LONDON (Reuters) - Britain hopes to seal a billion pounds worth of trade and investment agreements with China during weekend visit by Chancellor of the Exchequer Philip Hammond, Bank of England chief Mark Carney and senior executives.
The Beijing visit is the latest instalment in long-running economic talks between the two states but it has now taken on new importance for Britain as it looks to re-invent itself as a global trading nation after leaving the European Union in 2019.
“We are committed to working with our partners to build a truly global Britain, and our relationship with China is strong, growing, and delivering benefits for both countries,” Hammond said in a statement released by his office ahead of the trip.
The focus on a “Golden Era” of relations, touted loudly by both sides in 2015 when then-prime minister David Cameron hosted a state visit by President Xi Jinping, has cooled under Cameron’s successor Theresa May.
In 2016 she caused a diplomatic spat by unexpectedly deciding to delay approval of a partly-Chinese funded nuclear power project. She later granted it, but not before drawing criticism from Beijing.
Nevertheless, the government said on Friday it wanted to begin a new phase. Hammond will meet Chinese Premier Li Keqiang, Vice Premier Ma Kai and other officials.

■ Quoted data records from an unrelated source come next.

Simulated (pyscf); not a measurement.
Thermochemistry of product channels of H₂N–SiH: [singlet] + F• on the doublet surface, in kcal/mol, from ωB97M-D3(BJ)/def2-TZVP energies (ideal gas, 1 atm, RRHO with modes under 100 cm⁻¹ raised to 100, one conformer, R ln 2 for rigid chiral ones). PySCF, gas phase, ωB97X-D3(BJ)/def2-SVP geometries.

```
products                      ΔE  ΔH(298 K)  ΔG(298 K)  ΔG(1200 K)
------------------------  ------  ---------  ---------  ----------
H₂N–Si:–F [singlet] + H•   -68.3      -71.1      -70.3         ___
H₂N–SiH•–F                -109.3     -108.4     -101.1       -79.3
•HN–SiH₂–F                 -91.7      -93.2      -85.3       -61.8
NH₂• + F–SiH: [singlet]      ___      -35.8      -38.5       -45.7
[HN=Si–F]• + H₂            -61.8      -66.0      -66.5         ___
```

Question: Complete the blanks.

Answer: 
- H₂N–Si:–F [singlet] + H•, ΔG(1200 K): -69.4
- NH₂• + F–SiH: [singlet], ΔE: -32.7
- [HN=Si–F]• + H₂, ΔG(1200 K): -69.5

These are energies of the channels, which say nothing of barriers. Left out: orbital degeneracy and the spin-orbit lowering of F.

Business Minister Greg Clarke will also travel to Beijing along with a delegation of executives including London Stock Exchange CEO Nikhil Rathi and representatives from major financial firms such as BlackRock, HSBC and Standard Chartered Bank.
Talks are expected to focus on a more integrated approach to financial services, new industrial partnerships and economic reform.
Previous rounds of discussions have looked at how to develop London as an offshore hub for trading China’s currency and closer integration of the two countries’ stock markets.
Clark will hold energy-specific talks focussed on clean and renewable power generation.